ANNAPOLIS — A Maryland House of Delegates committee burst into verse on Wednesday at a bill hearing about proposed changes to Maryland’s state song.
Sean Tully, a Baltimore resident who created a new version of the song “Maryland, My Maryland” by combining his own lyrics with the original song by James Ryder Randall and a poem by John T. White, was invited to sing his version.
And he did, with a chorus of delegates joining in on the familiar lines.
The performance was part of the most rousing bill hearing on the issue so far this General Assembly session. A similar hearing in the Senate last month came and went without so much as a hum.

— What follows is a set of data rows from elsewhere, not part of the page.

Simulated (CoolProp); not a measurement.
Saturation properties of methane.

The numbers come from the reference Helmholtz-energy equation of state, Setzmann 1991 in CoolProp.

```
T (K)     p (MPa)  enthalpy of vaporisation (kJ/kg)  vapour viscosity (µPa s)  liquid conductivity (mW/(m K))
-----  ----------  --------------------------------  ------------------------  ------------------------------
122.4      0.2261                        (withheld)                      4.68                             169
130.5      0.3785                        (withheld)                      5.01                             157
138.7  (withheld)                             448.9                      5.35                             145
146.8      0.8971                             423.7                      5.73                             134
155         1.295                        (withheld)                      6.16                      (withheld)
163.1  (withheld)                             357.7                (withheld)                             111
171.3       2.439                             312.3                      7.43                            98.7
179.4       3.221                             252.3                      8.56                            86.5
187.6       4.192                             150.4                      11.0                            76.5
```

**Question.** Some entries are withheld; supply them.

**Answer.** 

On Wednesday, the House Health and Government Operations Committee was considering two bills: one by Frederick County Delegate Karen Lewis Young, D-District 3A, that would change the format of the song to retire all but one original verse, and add a verse written in 1894 by White, a poet from Middletown.
The second bill was introduced by Delegate Christopher R. West, R-Baltimore County, which would set up a competition to find a new state song.
The proposals join a number of pitches to change “Maryland, My Maryland” during this General Assembly session.
In the Senate, Sen. Ron Young, D-District 3, has a bill cross-filed with Lewis Young, his wife. Sen. Cheryl Kagan, D-Montgomery, introduced a bill that would also set up a statewide contest.
Other lawmakers, including Senate President Thomas V. Mike Miller Jr., who has opposed retiring the song in the past, have expressed an openness to change this year.
Lewis Young said it is the eighth time lawmakers have contemplated changing the song in the last 43 years. She hopes today’s General Assembly lawmakers will make a change in 2016 and won’t see a ninth debate over the issue.
The nine-verse tune — written by James Ryder Randall, a native of Baltimore, in 1861, while he was living in Louisiana — has been the official state song since 1939 and critics say it is divisive for its celebration of the Confederacy.
A review of the song was started last summer by Delegate Peter A. Hammen, chairman of the House committee, and led to the state’s first State Song Advisory Group, which recommended a change.
Lewis Young’s bill would adopt one of the group’s recommendations: to combine Randall’s third verse and White’s fourth verse, to create a two-verse official song.
Tully said he also thinks it’s time for a change, though he had a different idea than Lewis Young’s proposed bill.
He reworked the works of Randall and White to include references to Harriet Tubman, the state motto and state nicknames.
Tully said his goal was to create “a song that people actually want to sing instead of it being the embarrassing, treasonous ode that is mostly kept hidden away in a dark corner of our State Archives.”
Not everyone who attend Wednesday’s hearing supported a change, however.
Anne Arundel County resident David Barber, a member of the Sons of Confederate Veterans, said he is seeing fewer invitations to schools as a re-enactor and living history volunteer and worries that the state’s history is being lost.
“I’m against changing the song. ... I often wonder, in 15 years, will you be able to go to a Civil War re-enactment and all you’ll see is Union re-enactors?” Barber said.
Barber suggested that the phrase in Randall’s song “Northern scum,” which is widely criticized, could be changed to “Northern drum.”
The meeting got saucier when West spoke in favor of his bill, ending his presentation by playing the music video for “Rum,” a song by Grammy-nominated Maryland country duo Brothers Osborne. Delegates drummed their desks while the song streamed through the hearing room’s speakers, and West said he played the video simply to show that Maryland has musical talent that could lead to a modern and fun state song.
A similar contest in Virginia led to 350 entries, West said.
“I think we’d do at least as well in Maryland, because our state is more musically creative, in my view, than the state of Virginia is,” he said.